As speech synthesis technology has advanced a lot in recent years and with neural networks from DeepMind creating realistic, human-like voices, Google is working in the same direction to advance state-of-the-art research on fake audio detection. Google Maps and Google Home use Google’s speech synthesis, or text-to-speech (TTS) technology. The Google News Initiative (GNI) announced last year that it wanted to tackle “deep fakes” and other systems that try to bypass voice authentication systems.
Yesterday, Google AI and Google News Initiative (GNI) partnered together for creating a body of synthetic speech containing thousands of phrases spoken by its deep learning text-to-speech (TTS) models. It contains 68 synthetic voices from a large variety of regional accents from English newspaper articles.
Malicious actors can synthesize speech in order to fool voice authentication systems, or they can even create forged audio recordings to defame public figures. Deep fakes, audio or video clips generated by deep learning models can be exploited for manipulating trust in media. It then becomes difficult to distinguish real from tampered content. And the bad actors can also claim that authentic data is fake. Because of this issue, there was a need for synthetic speech database. This effort is also in the direction of Google’s AI Principles to ensure “strong safety practices to avoid unintended results that create risks of harm.”

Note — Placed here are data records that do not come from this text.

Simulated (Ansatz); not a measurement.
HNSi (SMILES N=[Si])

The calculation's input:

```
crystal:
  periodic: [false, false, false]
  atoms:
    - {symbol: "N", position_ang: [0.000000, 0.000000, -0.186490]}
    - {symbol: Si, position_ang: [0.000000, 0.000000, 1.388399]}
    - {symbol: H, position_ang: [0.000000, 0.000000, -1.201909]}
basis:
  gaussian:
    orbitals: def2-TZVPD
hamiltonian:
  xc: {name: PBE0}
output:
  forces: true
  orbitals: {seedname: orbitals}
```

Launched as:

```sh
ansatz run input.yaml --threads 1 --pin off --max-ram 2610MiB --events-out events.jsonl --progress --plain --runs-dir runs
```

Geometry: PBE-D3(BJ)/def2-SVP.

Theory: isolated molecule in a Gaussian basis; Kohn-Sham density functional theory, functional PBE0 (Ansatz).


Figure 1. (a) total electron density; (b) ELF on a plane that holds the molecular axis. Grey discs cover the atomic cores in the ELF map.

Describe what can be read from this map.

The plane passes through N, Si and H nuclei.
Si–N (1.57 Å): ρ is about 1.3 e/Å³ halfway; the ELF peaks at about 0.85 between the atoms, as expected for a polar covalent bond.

Currently, this dataset is available for participants of the 2019 ASVspoof challenge for creating countermeasures against fake speech. The aim is to make the automatic speaker verification (ASV) systems more secure. ASVspoof participants can develop systems that learn to distinguish between the real and computer-generated speech by training models on both. The results for this challenge will be announced in September at the 2019 Interspeech conference in Graz, Austria.